How to Make a Narcissist Respect or Fear Me

How Respect Works

Respect is built on two social motives. First is desire for status and second is the need to belong or connect. Status elevation and liking contribute to respect. Status can be elevated by lowering other people’s status through insults or competition, or it can be elevated through demonstrating competence. Liking is closely related to rapport. See our article here for more on how to make people like you and feel connected to you.

This journal article will be drawn upon through out this article.

Make them Respect You

When entering a group focus first on fear, then competence, then liking. Most of your time should be focused on demonstrating competence.

  1. Create fear by being able and willing to punish. This means keeping track of people’s weaknesses so you can remind them of how they fall short when they start behaving arrogantly. Create strong boundaries and enforce them when they are violated. The best and most socially reasonable way to create the fear aspect of respect is to be less agreeable. Try disagreeing with at least one thing the person says in each conversation.
  2. Create competence by simply working harder and smarter. Develop a skill that is in high demand and become the best at that skill. Work no your presentation, posture, and speaking skills.
  3. Drive an increase in liking by truly listening to what the other person is saying. Figure out what they want and need in life. If you really care, people will often realize it.

Tactics (For Creating Fear, Obsession, Respect)

You won’t like many of these techniques, but they work. How badly do you want the narcissist to fear, obsess over, or respect you?

  • Disagree with at least one thing the person says. Make sure you have good facts and evidence to back up your claim. People will start choosing their words more carefully when they speak around you.
  • Build respect with social status. Narcissists value attention. If you can hold social attention, they will likely respect that part of your character. Try this article on starting conversations to build your social network.
  • Understand how to punish the Narcissist. Narcissists are all about their “perfect” image. Harm that image when they don’t treat you correctly, by pointing out all the ways they fall short. See this article for the psychology of how that works. You can also minimize their accomplishments for the same effect.
  • Narcissists respect power. Learn to build social power. We covered how to build power here, and the strategies apply to everyone, regardless. You might not like the topic of building power, or find it repulsive, but there in lies part of the reason the Narcissist doesn’t respect you. You don’t care about, and you don’t likely have, power.
  • Create obsession with the hot cold technique. First find out what the narcissist wants. Then give it to them. Later, withdraw that thing that they want. Cycle through giving them what they want and taking it away. You can also do this by being nice and mean. Note, this is a very manipulative technique sometimes called psychological fractionation. Cults use it. We don’t suggest using it unless you don’t care about the relationship and the person has attacked you repeatedly, first.
  • Create interest and attention by being ambiguous and hard to predict and decipher. Learn more from this law of power about concealing your intentions.

A Cautionary Note

Yes, you can earn people’s respect. But it isn’t always a good idea.
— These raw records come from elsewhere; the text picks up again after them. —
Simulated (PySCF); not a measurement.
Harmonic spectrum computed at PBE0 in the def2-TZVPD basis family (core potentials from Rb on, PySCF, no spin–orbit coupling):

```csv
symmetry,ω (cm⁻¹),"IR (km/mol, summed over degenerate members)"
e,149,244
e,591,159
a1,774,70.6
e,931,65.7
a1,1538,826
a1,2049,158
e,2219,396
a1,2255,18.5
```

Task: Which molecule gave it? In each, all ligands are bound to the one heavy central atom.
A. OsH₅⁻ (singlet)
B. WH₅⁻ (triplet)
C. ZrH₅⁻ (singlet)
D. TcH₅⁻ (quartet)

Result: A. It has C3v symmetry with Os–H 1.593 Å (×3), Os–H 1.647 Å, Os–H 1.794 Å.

Sometimes people don’t respect you because they won’t respect you. No matter what you do or accomplish, they won’t change because that change would require them to disrupt too much of their life’s foundations. In such situations, the common saying rings true. “Never wrestle with a pig in the mud. You get dirty and the pig likes it.”

Never wrestle with a pig in the mud. You get dirty and the pig likes it.


If you stay in situations where you can’t win, you are the fool. Instead of pleading for someone to like or respect you, take back the power. Take responsibility. Take the sales approach to relationships.

Sales people are tasked with selling the organization’s product. They do this by contacting large amounts of people, sifting through them, and then finding those who have a need. Good sales people don’t waste time with prospects who don’t have a problem. Instead, they quickly move on to find those who show potential. Then they nudge those with potential to buy.

Contrary to some people’s beliefs, sales people don’t flip people’s beliefs 180 degrees, because they can’t. Completely changing someone isn’t a realistic persuasion goal. So instead, they nudge.

All the tactics of the sales person are meant to do two things. First, sort through the many people they come in contact with to find those who have a potential interest. Then uses persuasion to expand their problem and help them find a solution.

But what does this have to do with Narcissists?

Narcissists are by definition obsessed with themselves. They see others as extensions of them. They don’t see others as independent beings who are individuals. Since you are simply an extension of themselves, you are to be controlled and treated as they wish, with little remorse.

Thinking you can change them is arrogance. It is arrogance, almost on par with the narcissist’s own self love and false sense of superiority. Sometimes walking away is the only way to make them respect you because it is the only way to assert your independence and separation from their ego.